My sweetest grape feasting memories go back to my school days in Punjab in the late 1970s whilst at Kendriya Vidyalaya No 1, Jalandhar Cantt. Cycling past Major General Rajinder Singh Sparrow's sprawling bungalow on the arterial Mall Road, we teenagers from the Defence Officers' Quarters would often scale the highly decorated General's pristine white-washed walls when there was no sentry at the gate, to feast our eyes on his lush vines, unmindful of the dirty footprints we would often leave behind. On some occasions, a hockey stick was put into action to pull a glorious fruity bunch towards us, with moderate success. Once, we were caught red-handed and severely admonished for our misadventures, by the burly Jat watchman.
Much to our consternation, he marched the six of us to the General himself, who after retirement had avidly taken to farming. I can still remember his twinkling eyes while he elicited from us our names and a solemn promise never to scale walls again to 'steal'! Suitably chastened, we nodded our 13-year-old heads vigorously. The very next afternoon as we pedalled back from school and passed General Sparrow's residence, we were stopped in our tracks by the heavenly sight of a small wooden table with mounds of pearly, juicy green grapes.

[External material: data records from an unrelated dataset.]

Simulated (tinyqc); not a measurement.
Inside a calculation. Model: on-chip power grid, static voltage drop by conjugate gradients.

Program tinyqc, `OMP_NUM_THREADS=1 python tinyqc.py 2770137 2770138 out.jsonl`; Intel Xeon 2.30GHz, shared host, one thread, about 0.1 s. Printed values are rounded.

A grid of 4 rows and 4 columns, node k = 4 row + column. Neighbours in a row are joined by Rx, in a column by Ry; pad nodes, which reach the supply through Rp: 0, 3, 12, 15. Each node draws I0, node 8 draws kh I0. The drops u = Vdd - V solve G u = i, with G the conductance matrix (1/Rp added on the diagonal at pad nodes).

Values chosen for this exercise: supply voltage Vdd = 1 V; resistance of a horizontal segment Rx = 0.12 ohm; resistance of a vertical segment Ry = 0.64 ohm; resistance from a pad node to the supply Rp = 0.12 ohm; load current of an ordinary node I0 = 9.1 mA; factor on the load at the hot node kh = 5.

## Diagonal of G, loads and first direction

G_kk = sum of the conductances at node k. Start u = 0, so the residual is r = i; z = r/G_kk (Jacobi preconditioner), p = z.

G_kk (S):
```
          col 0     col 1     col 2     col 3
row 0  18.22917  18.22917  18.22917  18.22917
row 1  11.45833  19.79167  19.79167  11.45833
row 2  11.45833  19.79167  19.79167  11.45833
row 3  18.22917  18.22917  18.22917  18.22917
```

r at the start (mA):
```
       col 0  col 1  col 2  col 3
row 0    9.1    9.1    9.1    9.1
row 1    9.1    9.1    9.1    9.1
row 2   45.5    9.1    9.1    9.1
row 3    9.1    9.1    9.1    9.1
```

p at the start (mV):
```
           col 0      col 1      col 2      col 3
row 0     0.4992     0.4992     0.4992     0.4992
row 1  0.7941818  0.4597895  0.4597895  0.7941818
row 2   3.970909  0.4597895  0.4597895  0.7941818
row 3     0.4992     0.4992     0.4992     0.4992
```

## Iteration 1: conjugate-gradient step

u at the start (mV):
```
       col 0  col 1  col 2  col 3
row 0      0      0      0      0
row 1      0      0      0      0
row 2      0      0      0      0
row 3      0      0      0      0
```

Nonplussed, we stopped and the same burly Jat asked us to help ourselves to the fruit. The General's orders, we were told. The great soldier continued to table his divine wares for us school kids until the season was over. We spread the word and soon more friends joined us.
No matter which part of the world we live in now, I know no vineyard in the Napa Valley or Europe could boast of sweeter or more luscious grapes than what we boisterous children feasted on at The Mall in Jalandhar in 1978. Those grapes, certainly, were not sour!